Wednesday, March 25, 2015

Bully beef

In 2010, as the General Election inexorably approached, the Conservatives thought they were onto a winner when they uncovered testimony about Gordon Brown's behaviour that could be characterised as bullying.  Steve Hilton, David Cameron's special advisor, thought it would drive a stake through the heart of Brown's claim to moral probity.  Instead, Brown's polling figures went up!  Suddenly stories came up about how Churchill was a bully and how one needs to be ruthless and not suffer fools gladly when one has one's hand on the tiller of the ship of state.  It backfired on the Tories because people had always kind of half-suspected it about Brown and this didn't change anyone's mind who had already made it up of the prime minister.  Instead, there were those who warmed to it as a display of passion that could occasionally go too far but only to ensure that the country could recover after the Great Recession.  However, did it also display a sneaking tolerance, if indeed not admiration, for bullying?
After weeks of intrigue and innuendo, the worst kept secret in media broke as Jeremy Clarkson was sacked from the BBC today for gross misconduct.  Because he was given cold cuts of meat at the North Yorkshire hotel (as it was late at night and the kitchen had closed hours before) instead of hot steak and chips, he launched into a rant about the catering to a producer - Oisin Tymon - of ten years standing, shouting at him with many expletives for twenty minutes, calling him a 'lazy Irish' and saying he would lose his job before punching him in the face and continuing to verbally browbeat a man shorter than himself thereafter.  All because he was given unwarmed meat instead of warm beef.  As the BBC report said, it was unprovoked and Tymon did not fight back at any point.
Even though Clarkson reported himself to BBC Compliance (suggesting he was looking for a way out and hoping the BBC would make him a martyr), more than a million people demanded that Clarkson keep his job as if the arrogance of privilege entitled Clarkson to any sort of action.  There were many who viciously aimed horrendous calumny at Tymon, who was blameless in all this and had kept it to himself, worried about losing his job.  If Clarkson's behaviour wasn't an example of workplace bullying at its very worst, I don't know what is.  A million people can't be wrong, can they?  Well, yes they can.  Millions have been seduced by bullies and tyrants and madmen throughout history.  The signatories liked to think of Clarkson as a 'naughty boy bending the rules' who just wanted 'a bit of laugh'.  How often was that used to defend the actions of school bullies, making it out to be the victim's fault?  Clarkson moreover portrays himself as raging against the establishment when he is at the heart of it - having intimate dinner parties with James Murdoch, Rebekah Brooks and David Cameron (as Leader of the Opposition and Prime Minister) and using his Sunday Times column as a, ahem, bully pulpit.
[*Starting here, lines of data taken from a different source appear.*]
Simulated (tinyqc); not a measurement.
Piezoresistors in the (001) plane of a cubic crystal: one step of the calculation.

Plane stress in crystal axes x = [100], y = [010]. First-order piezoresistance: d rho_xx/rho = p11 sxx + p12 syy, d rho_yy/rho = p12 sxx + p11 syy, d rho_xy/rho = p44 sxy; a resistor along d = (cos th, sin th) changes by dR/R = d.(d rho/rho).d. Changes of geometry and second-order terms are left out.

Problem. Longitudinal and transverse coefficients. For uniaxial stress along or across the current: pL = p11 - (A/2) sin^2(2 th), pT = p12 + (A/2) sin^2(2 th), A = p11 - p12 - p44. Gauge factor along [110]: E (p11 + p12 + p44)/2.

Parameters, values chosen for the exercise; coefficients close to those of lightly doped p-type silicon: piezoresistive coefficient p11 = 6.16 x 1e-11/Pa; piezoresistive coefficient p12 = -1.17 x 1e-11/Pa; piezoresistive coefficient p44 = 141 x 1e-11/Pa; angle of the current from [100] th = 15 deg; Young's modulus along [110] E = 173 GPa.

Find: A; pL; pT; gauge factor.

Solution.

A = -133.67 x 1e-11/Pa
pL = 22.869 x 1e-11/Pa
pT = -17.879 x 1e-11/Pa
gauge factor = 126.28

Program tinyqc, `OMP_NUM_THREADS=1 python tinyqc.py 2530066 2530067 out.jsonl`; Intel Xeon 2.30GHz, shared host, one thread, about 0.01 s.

High-profile backers were not in short supply, not least in Cameron himself.  Allison Pearson, the influential columnist, saw it as a politically correct plot (but then she sees everything as plotted politically correct).  Louise Mensch seemed to condone bullying when she said people should stop being so 'wimpy', completely misreading the entire story, maybe wilfully.  James May, brought in (all those years ago) for the second series of the relaunched Top Gear and beholden to Clarkson as an odalisque to a sultan, said it was a 'tragedy' it wasn't all swept under the carpet instead of 'made into something big'.  Which kind of suggests it happens in the studio regularly but kept under wraps - this time it happened in the public setting of a hotel.
May concluded his lament to journalists with, "he's a knob [as if this is the maximum level of criticism Clarkson deserves]  but I kind of like working with him."  Imagine it in court, the defence barrister saying, "My client did rob that old lady and it is clear he is a knob but he is liked by a lot of people.  I expect an acquittal."  Apparently, Clarkson dished it out to May and Richard Hammond on that fateful night too.  I felt like tweeting to May "@James May - like a wife who suffers domestic abuse bt still excuses hubby. Obvs loves a bully (like many, sadly)" and girded my loins for the inevitable Twitter backlash from Clarkson's and May's supporters.  Yet when I came to May's homepage, I was disarmed by his easy-going cheeky charm - his hashtagging #StillUnemployed and #SU was self-indulgent and narcissistic but his annotated examples in relation to this was amusing and I succumbed.  Then I thought 'what good would haranguing James May do?  He's not going to change his mind.'  Worse, I felt it would turn me into a troll and I despise those.  Admittedly, I would be challenging him to confirm or deny whether he thought Clarkson was a bully rather than another contributor who wanted to "bum this c*** [asterisks added by me] into oblivion" (May pointed out it came across as contradictory).  Twitter is a place to vent but not at others - too often emotion trumpets judgement for keyboard warriors however.  Selfishly, they want to make themselves feel better by directing their anger in a way they would never do face to face.  Twitter should be constructive yet of course it frequently veers to the dark side.
May is not alone, as proved by those million signatories and others threatening to stop their licence fee payments because they only watched the BBC for Clarkson (plus May and Hammond).  I wonder how many of them were bullies or hangers-on of bullies at school.  Beyond that circle, there is wider complicity, implicitly if not explicitly.  I think bullies are those who never grow up i.e. mature - a nightmare version of Peter Pan.  There is talk of zero-tolerance of bullying at school and in the workplace but it seems worryingly large numbers of British are willing to provide the practitioners of cruelty with considerable latitude, especially if it's all 'for bit of a laugh'.  Like racism, it's a common stain that goes under the radar.